ONE DAY and the search for lost time (Audio included)
*No spoilers* just a chat about the perfection of Netflix's new tragic rom-com
Netflix’s latest hit, ONE DAY, is based on a 2009 novel by David Nicholls. The 14-part limited series revolves around Dexter (Leo Woodall), a self-involved, privileged playboy with a soft warm heart and Emma, a wickedly funny, pretentiously brilliant, commoner turned writer who become best friends after a romantic run in on their last night in university together.

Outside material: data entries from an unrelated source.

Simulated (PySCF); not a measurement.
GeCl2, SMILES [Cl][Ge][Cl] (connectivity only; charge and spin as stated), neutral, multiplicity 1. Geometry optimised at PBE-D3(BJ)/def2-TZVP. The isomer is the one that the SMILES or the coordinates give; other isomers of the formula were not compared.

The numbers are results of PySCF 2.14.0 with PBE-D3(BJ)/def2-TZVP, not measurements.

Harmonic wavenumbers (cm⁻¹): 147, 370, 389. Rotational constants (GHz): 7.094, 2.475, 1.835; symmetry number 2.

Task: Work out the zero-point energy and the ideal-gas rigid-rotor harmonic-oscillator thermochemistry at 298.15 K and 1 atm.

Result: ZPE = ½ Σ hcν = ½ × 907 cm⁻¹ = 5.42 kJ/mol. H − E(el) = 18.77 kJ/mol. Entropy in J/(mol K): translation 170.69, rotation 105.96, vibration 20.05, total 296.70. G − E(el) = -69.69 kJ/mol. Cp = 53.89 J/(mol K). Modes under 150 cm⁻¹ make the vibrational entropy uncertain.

The premise brilliantly moves you through twenty years by highlighting one day, July 15, from 1988 to 2008. Each episode (with the last two as exceptions) covers one July 15 at a time. Nicole Taylor, the writer and creator of the TV adaptation uses intimate snapshots of Emma’s relationships, Dexter’s relationships, and their relationship to each other to paint the picture of where things stand each year.
We watch as moments like arriving three hours late and desperately hungover show Dexter’s self-involvement slowly unraveling his life and sense of self. Emma, sturdy, taken for granted, and unfailingly loyal stands to the sideline, in love and waiting at first, then growing up and pursuing her own life. The relationship ebbs and flows in a decades long will they-won’t they that would be too heart wrenching to bare if the show played out in real-time.
What makes this show so compelling are the textured performances of Leo Woodall (Dexter) and Ambika Mod (Emma). Dexter could easily be the generic “I can fix him” guy of every best friend’s nightmares. But in Woodall’s hands he becomes a person who breaks his own heart over and over again and loses the one person who could keep him from falling off the path.
Mod’s Emma is strong and charismatic, with a deep, biting wit that hides a lack of self-confidence that has been wrought almost entirely by her and Dexter’s closeness. The viewer roots for her as well, even as we watch her settle for crumbs and keep herself from saying what she needs to say.
Watching these twenty somethings turn into thirty somethings, you ache for the both of them, angrier at Dexter as time goes by, prouder of Emma. You want to beg Dexter to grow up and take responsibility; for Emma to talk about her feelings instead of hiding behind sarcasm-laden fear.
ONE DAY teaches us again that time is unforgiving and immovable. Dexter, chasing a dream of fame and money, lets precious years pass by in drunken stupor. Emma stays in a relationship with a man who adores her and whom she only just likes. The scale of the story is crucial to the point: years can go by if you let them.
When I was in my early twenties, I was in an intensive outpatient treatment program that happened to be filled with people who were at least twice my age. They told me over and over again how lucky I was to be broken to pieces at 21, because the person who came out would live a life that didn’t happen to them by accident.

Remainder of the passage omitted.